This data visualization was submitted for the monthly data vis battle from r/dataisbeautiful. The dataset was movies with jump scares. This was my first time doing both data visualization and working with D3.
A Reddit user kindly provided the dataset as a csv file. After reviewing it, I was most interested in mapping the IMDB and Jump Scare scores over time.
Since I was familiar with SVGs, it was fairly easy to get started with D3. There are lots of examples and extensive documentation.
I decided to represent IMDB scores as purple, and Jump Scare scores as blue.
Observations
IANADS (I Am Not A Data Scientist) but it looks like the average IMDB score trends down over time. However, this might be caused by people only bothering to rate good older movies on IMDB. No one wanted to take the time to go rate bad movies from the 1960 and 70s. I am not familiar enough with the genre to know how many older movies could be missing.
It was also interesting to see the maximum Jump Scare score increase over time.
Challenges
PROBLEM Having both datasets on screen at the same time created a lot of dots/data points.
SOLUTION I created a slider that controlled the opacity of each dataset. You can drag the slider to the left to only view IMDB scores, and to the right to view Jump Scare scores.

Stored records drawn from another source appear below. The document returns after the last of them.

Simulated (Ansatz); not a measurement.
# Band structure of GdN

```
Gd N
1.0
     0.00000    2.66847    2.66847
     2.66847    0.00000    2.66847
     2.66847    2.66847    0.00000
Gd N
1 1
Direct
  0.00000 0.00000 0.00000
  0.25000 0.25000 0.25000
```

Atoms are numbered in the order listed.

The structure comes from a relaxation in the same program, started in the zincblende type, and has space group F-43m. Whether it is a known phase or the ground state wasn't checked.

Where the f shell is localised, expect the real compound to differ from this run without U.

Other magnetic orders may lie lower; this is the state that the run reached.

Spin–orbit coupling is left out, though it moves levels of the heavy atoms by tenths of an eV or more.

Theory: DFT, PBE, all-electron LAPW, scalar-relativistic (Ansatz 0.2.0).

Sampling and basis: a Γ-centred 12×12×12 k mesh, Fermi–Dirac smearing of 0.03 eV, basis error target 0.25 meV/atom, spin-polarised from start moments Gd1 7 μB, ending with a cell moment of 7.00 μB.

PROBLEM A lot of dots overlap each other, due to movies being released in the same year that have the same score.
SOLUTION I lowered the opacity of each dot to make the "dense" patches of dots more clear. I also created a tooltip that shows a list of all movies sharing the same data point on hover.
Thoughts for my next data vis project
- I would like to investigate alternate ways to display overlapping data, such as swarmplots. Consider when it's worthwhile to simplify data to a line graph instead of showing all data points.
- The chart is responsive, but the tooltip gets cut off on smaller screens. For future versions, I should code in a check that will orient the tooltip to the opposite side of the data point when needed. Same for data near the bottom of the graph.